What tense should I use when writing an essay?
In general, when writing most essays, one should use present tense, using past tense if referring to events of the past or an author's ideas in an historical context. An exception to these rules is the narrative essay, in which the writer can choose past or present tense, but the essay should still remain consistent in tense throughout.
In secondary education and beyond, most essays that you write will ask you to analyze some aspect of literature. So, for example, your teacher may ask you to analyze the theme of a piece of literature or may ask you to discuss how the author's word choice contributes to the tone of a poem. In these essays, you should use what is referred to as the "literary present." This means that even if the story is written in past tense, you write about it in present tense.
That said, there are some exceptions to this rule. (It's English, after all, and there seems to be an exception for every rule, right?) If you are writing about action that occurred prior to the beginning of the story's plot (say, the death of Scout's mother in To Kill a Mockingbird), you'll write about that in past tense.
You'll also have to use some verbs in past tense for clarity. You may, for instance, write, "Scout realizes that Boo had protected her from Bob Ewell." It would be confusing and inaccurate to write, "Scout realizes that Boo protects her from Bob Ewell."
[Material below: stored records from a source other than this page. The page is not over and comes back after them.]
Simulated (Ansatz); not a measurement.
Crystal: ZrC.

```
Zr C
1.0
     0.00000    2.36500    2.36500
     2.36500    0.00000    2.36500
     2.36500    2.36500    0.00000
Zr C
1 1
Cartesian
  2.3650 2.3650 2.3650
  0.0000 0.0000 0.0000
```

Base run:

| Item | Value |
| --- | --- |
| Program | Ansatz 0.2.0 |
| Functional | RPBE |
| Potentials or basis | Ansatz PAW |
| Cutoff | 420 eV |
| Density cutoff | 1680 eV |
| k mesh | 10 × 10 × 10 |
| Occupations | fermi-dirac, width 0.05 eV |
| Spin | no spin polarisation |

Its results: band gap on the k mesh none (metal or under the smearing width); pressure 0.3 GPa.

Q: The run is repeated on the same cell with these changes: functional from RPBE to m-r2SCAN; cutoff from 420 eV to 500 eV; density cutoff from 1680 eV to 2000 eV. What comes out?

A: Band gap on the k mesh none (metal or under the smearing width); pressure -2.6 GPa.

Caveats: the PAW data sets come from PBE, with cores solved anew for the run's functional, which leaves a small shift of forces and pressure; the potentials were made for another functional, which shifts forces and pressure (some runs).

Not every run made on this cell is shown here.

Historical works are a different story. Since they describe real events that are complete, most writers use past tense to discuss those completed events. So, for example, you may write, "In an attempt to produce an heir, Henry VIII gave orders for Queen Anne to be beheaded." History is complete. Changing that verb to "gives" would be awkward and would imply that it has yet to happen.
When in doubt, stick with literary present—or ask your instructor. And whichever tense you choose, be sure to use it consistently throughout your paper.
check Approved by eNotes Editorial
This is a really good question, and it demonstrates your interest in writing the most effective essay possible; so I commend you for asking. The short answer is that it depends on the type of essay you will be writing. The general rule for all essays--and any other type of writing--is to pick a tense and stay consistent. Shifting verb tenses is one of the most distracting things for a reader to endure; write in one tense and change tenses only to indicate a shift in time or some dramatic purpose.
Narrative essays are a bit of an exception to the rule because they tell a story, and the nature of storytelling is to shift sometimes between the past, present, and future. Again the key to this is to start in one tense and use it consistently until you have a reason to shift in time.
The Purdue Online Writing Lab is an excellent tool for all kinds of grammar and writing issues, and these are their exact recommendations:
- Rely on past tense to narrate events and to refer to an author or an author's ideas as historical entities (biographical information about a historical figure or narration of developments in an author's ideas over time).
- Use present tense to state facts, to refer to perpetual or habitual actions, and to discuss your own ideas or those expressed by an author in a particular work. Also use present tense to describe action in a literary work, movie, or other fictional narrative. Occasionally, for dramatic effect, you may wish to narrate an event in present tense as though it were happening now. If you do, use present tense consistently throughout the narrative, making shifts only where appropriate.
- Future action may be expressed in a variety of ways, including the use of will, shall, is going to, are about to, tomorrow and other adverbs of time, and a wide range of contextual cues.
For most descriptive, argumentative, and expository (informative) essays (which covers nearly every possibility), use present tense throughout, changing only when it is appropriate for effect or to enhance meaning. Happy writing!